Fitch Ratings has affirmed China Taiping Insurance Holdings Co Ltd’s (CTIH) Issuer Default Rating (IDR) at ‘BBB+'. The agency has also affirmed CTIH’s operating companies, Tai Ping Life Insurance Co Ltd (TPL) and Taiping Reinsurance Co Ltd (TPRe), at Insurer Financial Strength (IFS) ‘A-’ and ‘A’ respectively. The Outlook on all ratings is Stable. At the same time, CTIH’s senior unsecured notes, issued through China Taiping Capital Limited, have been affirmed at ‘BBB’.

The rating action follows the announcement by CTIH that its immediate parent, China Taiping Insurance Group (HK) Company Limited (TPG (HK)), has decided to extend USD570m of shareholder’s loans to CTIH. The funds will be used to support the business growth of CTIH’s operating subsidiaries in China and to finance the group’s general working capital.

The loans have an interest rate of 6.03% per annum and will come in two tranches - USD250mn of the loans will mature in 15 years while the remainder will mature in 10 years.

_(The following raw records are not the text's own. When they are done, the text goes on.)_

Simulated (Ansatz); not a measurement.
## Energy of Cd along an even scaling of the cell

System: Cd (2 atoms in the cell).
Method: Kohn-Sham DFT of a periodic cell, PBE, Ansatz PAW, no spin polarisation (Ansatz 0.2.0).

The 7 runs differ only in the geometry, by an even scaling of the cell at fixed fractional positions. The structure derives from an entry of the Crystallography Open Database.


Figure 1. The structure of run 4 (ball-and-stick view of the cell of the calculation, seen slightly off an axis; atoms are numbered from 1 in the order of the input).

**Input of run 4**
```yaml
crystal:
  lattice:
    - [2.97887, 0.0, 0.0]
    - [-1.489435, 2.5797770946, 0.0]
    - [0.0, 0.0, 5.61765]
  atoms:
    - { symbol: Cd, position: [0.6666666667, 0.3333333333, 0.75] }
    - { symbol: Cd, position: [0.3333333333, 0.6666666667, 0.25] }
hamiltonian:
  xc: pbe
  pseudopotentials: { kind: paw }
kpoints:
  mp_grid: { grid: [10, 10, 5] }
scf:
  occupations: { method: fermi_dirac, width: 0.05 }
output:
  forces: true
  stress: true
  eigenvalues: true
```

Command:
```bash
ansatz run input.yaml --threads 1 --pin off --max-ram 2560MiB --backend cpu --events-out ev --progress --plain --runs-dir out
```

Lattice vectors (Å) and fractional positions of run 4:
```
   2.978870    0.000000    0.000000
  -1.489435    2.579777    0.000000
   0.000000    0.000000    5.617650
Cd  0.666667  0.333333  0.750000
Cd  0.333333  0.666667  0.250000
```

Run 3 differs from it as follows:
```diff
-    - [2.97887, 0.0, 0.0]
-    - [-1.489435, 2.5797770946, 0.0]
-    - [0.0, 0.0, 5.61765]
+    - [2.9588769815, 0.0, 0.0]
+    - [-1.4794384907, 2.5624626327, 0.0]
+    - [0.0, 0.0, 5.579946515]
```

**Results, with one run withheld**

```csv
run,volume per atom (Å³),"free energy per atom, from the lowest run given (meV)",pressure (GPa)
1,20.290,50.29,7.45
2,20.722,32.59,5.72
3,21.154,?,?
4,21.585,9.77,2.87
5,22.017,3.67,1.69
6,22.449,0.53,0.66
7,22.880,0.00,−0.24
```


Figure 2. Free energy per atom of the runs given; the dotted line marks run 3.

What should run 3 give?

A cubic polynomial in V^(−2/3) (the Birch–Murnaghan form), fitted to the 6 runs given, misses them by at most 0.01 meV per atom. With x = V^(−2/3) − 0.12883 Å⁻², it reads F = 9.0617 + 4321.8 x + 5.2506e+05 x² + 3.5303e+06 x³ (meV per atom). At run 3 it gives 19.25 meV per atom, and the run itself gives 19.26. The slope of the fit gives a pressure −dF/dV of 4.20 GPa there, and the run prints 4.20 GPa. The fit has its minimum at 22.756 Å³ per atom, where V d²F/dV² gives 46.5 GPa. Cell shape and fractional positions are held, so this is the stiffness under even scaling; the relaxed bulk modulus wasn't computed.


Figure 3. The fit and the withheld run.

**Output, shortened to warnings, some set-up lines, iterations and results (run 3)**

Fitch estimated that CTIH’s adjusted financial leverage will be around 46.3% on a pro-forma basis as at end of 1H13 after the injection of the proposed shareholder’s loans and the completion of an asset acquisition. In May 2013, CTIH said it would acquire assets for CNY10.6bn from TPG (HK) and its ultimate parent, China Taiping Insurance Group Co. (TPG). CTIH’s adjusted financial leverage stood at 40.8% at end-1H13.


The ratings affirmation reflects CTIH’s broad revenue sources, sound financial flexibility and ongoing growth of its subsidiaries in China. The ratings also consider the satisfactory operating performance of its insurance operating subsidiaries in both China and Hong Kong in 1H13.

CTIH intends to lower its adjusted financial leverage to below 40% over time. Fitch believes CTIH has the flexibility to do so by using internal resources after the restructuring.


Negative rating triggers for CTIH and its operating entities include the inability of the company to improve adjusted financial leverage to below 40% over time and lower interest coverage below 4x (FY12: 6.98x) on a consolidated basis for a prolong period.

Negative rating triggers for TPRe include deterioration in underwriting result with a combined ratio consistently greater than 100% (1H13: 86.2%) and significant change in its after-reinsurance catastrophe risk exposure, and for TPL, a reduction in local solvency ratio to below 150% (1H13: 223%) on a sustained basis.

An upgrade of CTIH and its operating entities in the near term is unlikely, given its high financial leverage and moderate capital position.